Just skimming the code, this is an impressive piece of work, probably one of the most comprehensive open source ASR implementations using deep learning I've seen yet. It certainly looks correct based on the careful documentation (English comments would also help), but the most important part is providing a pre-trained model. Validating TF code can be an expensive and painstaking process, and if you have the weights, then sharing them proves that your net works. Saying this seems obvious, but very few open source implementations actually take that step, for whatever reason (not sure why).


I suspect that the size of the weights file might have to do something with that. 500M+ is not strange and if enough people hit your small VPS or Amazon account that can either cause you to be rate capped, go down or go broke.

It would be nice if a universal 'model+dataset+weights' sharing service would spring into being.


Seems like this is a perfect place to use Bittorrent: a large, desirable file for which you own the distribution permissions.


Yeah, that seems really obvious now that you say it. Not sure if there is such a thing as a cheap seedbox around.


If you quantize the model, you already get a factor of 8 reduction in model size, and GitHub Releases allows files up to 2 GB.


>It would be nice if a universal 'model+dataset+weights' sharing service would spring into being.

I've asked for this multiple times and yet every time someone comes out of the woodwork saying it's been done or that nobody would use it.

People usually link to the Caffe model zoos or something like this (potentially unsafe according to Chrome) https://www.gradientzoo.com/


The weights are also useful to build on, as an initialisation for a related task, or to look for semantic vectors without having to do the (often lengthy) training oneself.

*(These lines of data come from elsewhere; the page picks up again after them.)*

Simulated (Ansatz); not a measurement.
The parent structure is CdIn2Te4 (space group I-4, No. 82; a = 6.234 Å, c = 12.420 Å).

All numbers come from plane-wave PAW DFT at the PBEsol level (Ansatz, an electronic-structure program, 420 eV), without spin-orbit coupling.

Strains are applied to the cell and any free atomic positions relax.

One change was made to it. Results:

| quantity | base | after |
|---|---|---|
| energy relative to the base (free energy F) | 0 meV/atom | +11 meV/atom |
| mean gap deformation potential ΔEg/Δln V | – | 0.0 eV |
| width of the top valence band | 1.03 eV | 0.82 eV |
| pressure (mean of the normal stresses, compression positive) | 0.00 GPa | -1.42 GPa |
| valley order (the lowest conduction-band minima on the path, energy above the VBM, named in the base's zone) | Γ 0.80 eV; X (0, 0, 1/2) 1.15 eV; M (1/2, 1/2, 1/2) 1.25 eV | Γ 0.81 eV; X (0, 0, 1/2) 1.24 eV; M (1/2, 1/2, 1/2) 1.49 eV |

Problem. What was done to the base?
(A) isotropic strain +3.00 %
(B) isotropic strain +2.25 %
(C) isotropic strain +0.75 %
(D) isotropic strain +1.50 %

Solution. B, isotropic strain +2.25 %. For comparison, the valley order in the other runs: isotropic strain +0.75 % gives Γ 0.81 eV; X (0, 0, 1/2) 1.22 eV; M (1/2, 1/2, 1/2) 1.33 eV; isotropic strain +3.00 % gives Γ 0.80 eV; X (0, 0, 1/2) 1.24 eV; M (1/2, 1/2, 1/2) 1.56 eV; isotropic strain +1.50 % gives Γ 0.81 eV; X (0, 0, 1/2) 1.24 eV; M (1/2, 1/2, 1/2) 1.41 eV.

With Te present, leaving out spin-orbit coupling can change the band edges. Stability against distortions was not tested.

I second your call for more publishing of trained models as well as source code and applaud the OP for doing so.

Great post.


I know nothing about ML, but I'm willing to read manuals, write scripts, and deal with tedious technical stuff; is it feasible to use[1] this without really understanding how it works?

[1] "Use" being defined as having short spoken phrases[2] trigger my scripts. [2] I'm willing to accept significant restrictions on the nature of these phrases, such as intentionally making them sound very different.


Alternatives for the reference:

https://github.com/mozilla/DeepSpeech

https://github.com/pannous/tensorflow-speech-recognition

https://github.com/buriburisuri/speech-to-text-wavenet


Nice! Just curious, is the git repo all one needs in order to run text to speech on his PC? How accurate is this thing? Is there a demo somewhere perhaps?


Good job! How much time did it take to train this model? I've heard TensorFlow is slow comparing to the other toolkits.


how does one evaluate an utterance?